Nation & World

New questions in Russia probe

7 min read

Ex-CIA officer discusses how Trump Jr. emails, meeting might affect Mueller investigation

President Trump’s repeated insistence that no one in his campaign was aware of or involved in Russian interference in the 2016 election is now in doubt after the president’s eldest son published emails that not only confirmed a June 2016 meeting between top campaign officials and Kremlin-connected Russians, but also hinted at an offer of access to information potentially harmful to Hillary Clinton.

Though the president and his son have characterized the meeting as a polite sit-down to chat about opposition research, many intelligence, Russia, and legal analysts say the gathering appears to have been designed to gauge the willingness of the campaign to accept covert help. Such an approach is typical of Russian intelligence operations, experts say.

Three senior campaign advisers present at the meeting — Donald Trump Jr., then-campaign chairman Paul Manafort, and Jared Kushner, the president’s son-in-law and now a White House aide — are scheduled to testify next week before Congress.

Rolf Mowatt-Larssen is the director of the Belfer Center’s Intelligence and Defense Project at Harvard Kennedy School. Before coming to Harvard, he served as director of intelligence and counterintelligence at the U.S. Department of Energy and was a distinguished intelligence officer in the CIA for two decades.

In an interview, Mowatt-Larssen discussed the Trump Tower meeting against the backdrop of the ongoing probe led by special counsel Robert Mueller into Russian meddling in the 2016 election.

GAZETTE: In a recent piece in The Washington Post, you said the Trump Tower meeting had all the hallmarks of a carefully orchestrated Russian intelligence operation. From your vantage point as a former intelligence officer, when you consider what is currently known about Russian meddling in the election, what do you see?

MOWATT-LARSSEN: It has become clear that the Russian intention was to attempt to enter into a collaborative or cooperative relationship with the Trump campaign in order to sabotage Hillary Clinton’s campaign to their mutual benefit. To that end, the Russian government employed hacking activity to collect information and then embarked on an ambitious intelligence operation to leak that information to Trump’s advantage and to Clinton’s detriment. The question that remains, and is most important to answer, is did the Trump campaign willfully accept this assistance from the Russian government and enter into a conspiracy to benefit the campaign?

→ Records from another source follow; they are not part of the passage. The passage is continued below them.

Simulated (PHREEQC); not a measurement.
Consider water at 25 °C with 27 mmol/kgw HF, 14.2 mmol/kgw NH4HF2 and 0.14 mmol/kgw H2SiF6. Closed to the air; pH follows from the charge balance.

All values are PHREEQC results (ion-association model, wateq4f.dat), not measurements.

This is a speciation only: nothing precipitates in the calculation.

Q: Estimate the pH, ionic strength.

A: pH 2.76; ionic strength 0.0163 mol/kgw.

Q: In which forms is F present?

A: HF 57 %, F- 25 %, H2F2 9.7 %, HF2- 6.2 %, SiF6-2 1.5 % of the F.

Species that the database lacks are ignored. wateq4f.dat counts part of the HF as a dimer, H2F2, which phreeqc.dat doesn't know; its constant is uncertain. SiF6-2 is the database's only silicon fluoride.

The Mueller investigation should be examining the three key questions, among others, that could get at the Trump campaign’s intentions. First, why was the meeting not reported? Second, what happened to the documents that the Russian lawyer, Natalia Veselnitskaya, reportedly left behind concerning Hillary Clinton’s alleged illegal donors? Third, can anyone at the meeting confirm who in the Russian government tasked and backstopped the Russian emissary’s approach to the Trump campaign in June [2016]?

GAZETTE: From the Russian side, what would be the intelligence strategy behind setting up such a meeting?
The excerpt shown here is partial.